Court of Appeals of Ohio, Tenth District, Franklin County
Aug 26, 2003
No. 02AP-1428 (REGULAR CALENDAR) (Ohio Ct. App. Aug. 26, 2003)

Opinion

No. 02AP-1428 (REGULAR CALENDAR)

Rendered on August 26, 2003

APPEAL from the Ohio Court of Claims.

Kennedy Knoll, and Nicholas E. Kennedy, for appellants.

Jim Petro, Attorney General, and Peter E. DeMarco, for appellee.


OPINION


{¶ 1} Plaintiffs-appellants, Artis Johnson (individually, "plaintiff") and Orencia Johnson, appeal from a judgment of the Ohio Court of Claims in favor of defendant-appellee, Ohio Department of Rehabilitation and Correction ("ODRC"). Because the trial court did not err in finding plaintiffs failed to prove ODRC committed an intentional tort against plaintiff in the course of plaintiff's employment with ODRC, we affirm.

{¶ 2} On December 1, 2000, plaintiffs filed a complaint against ODRC alleging ODRC had committed an intentional tort against plaintiff in the course of plaintiff's employment with ODRC, ODRC had violated the public policy embraced in R.C. 4101.12, and Ornecia Johnson has suffered a loss of consortium as a result of ODRC's actions.

{¶ 3} After ODRC had filed an answer to the complaint, the court set the matter for a status conference. As a result of the status conference, the court bifurcated the case, noting that the liability portion of the case was ready for trial. Prior to trial, plaintiffs voluntarily dismissed their public policy claim.

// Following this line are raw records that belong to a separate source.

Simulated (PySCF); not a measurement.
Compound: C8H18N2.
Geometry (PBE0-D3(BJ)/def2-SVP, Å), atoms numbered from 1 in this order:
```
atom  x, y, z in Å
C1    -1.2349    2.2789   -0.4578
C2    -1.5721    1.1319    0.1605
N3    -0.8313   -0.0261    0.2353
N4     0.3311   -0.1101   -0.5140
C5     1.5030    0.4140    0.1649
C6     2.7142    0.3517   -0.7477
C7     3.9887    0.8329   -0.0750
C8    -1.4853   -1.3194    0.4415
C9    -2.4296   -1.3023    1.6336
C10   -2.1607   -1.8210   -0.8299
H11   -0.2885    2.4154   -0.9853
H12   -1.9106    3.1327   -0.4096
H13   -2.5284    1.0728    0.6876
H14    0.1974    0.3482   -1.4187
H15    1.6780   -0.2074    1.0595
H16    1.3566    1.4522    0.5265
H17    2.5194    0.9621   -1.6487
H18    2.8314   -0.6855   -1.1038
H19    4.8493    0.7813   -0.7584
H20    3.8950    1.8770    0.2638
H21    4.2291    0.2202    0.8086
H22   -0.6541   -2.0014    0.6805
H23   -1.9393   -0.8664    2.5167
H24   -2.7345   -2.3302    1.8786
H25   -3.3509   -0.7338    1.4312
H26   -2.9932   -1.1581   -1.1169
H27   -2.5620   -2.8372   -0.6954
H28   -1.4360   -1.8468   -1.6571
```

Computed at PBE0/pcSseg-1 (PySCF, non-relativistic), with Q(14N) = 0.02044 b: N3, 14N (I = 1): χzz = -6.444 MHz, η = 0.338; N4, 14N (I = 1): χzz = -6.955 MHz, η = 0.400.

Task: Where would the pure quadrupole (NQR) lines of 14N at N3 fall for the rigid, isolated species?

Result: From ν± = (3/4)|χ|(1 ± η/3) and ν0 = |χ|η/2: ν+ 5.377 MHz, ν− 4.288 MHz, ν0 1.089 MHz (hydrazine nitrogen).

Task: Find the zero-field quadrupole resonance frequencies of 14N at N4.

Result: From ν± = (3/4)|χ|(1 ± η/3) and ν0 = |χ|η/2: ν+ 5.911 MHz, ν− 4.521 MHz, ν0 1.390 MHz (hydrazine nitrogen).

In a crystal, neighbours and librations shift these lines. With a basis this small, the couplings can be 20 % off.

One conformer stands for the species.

{¶ 4} On February 26, 2002, the matter was tried before Judge Russell Leach, who died before any decision or judgment entry was filed. At the status conference called to address how to proceed with the case, the court presented three options to the parties: (1) conduct a new trial, (2) submit the case to a staff attorney, who was present during the trial, for a magistrate's decision, or (3) submit the case to one of the judges of the court. Both parties selected the second option and, on September 24, 2002, the trial court appointed the staff attorney to serve as a magistrate in the matter.

{¶ 5} On October 22, 2002, the magistrate issued a decision finding "plaintiffs have failed to prove their intentional tort claim by a preponderance of the evidence." (Magistrate's Decision, 5.) Moreover, concluding the consortium claim is derivative, the magistrate determined that since "plaintiffs have failed to prove their intentional tort claim, the loss of consortium claim must also be denied." (Magistrate's Decision, 5-6.)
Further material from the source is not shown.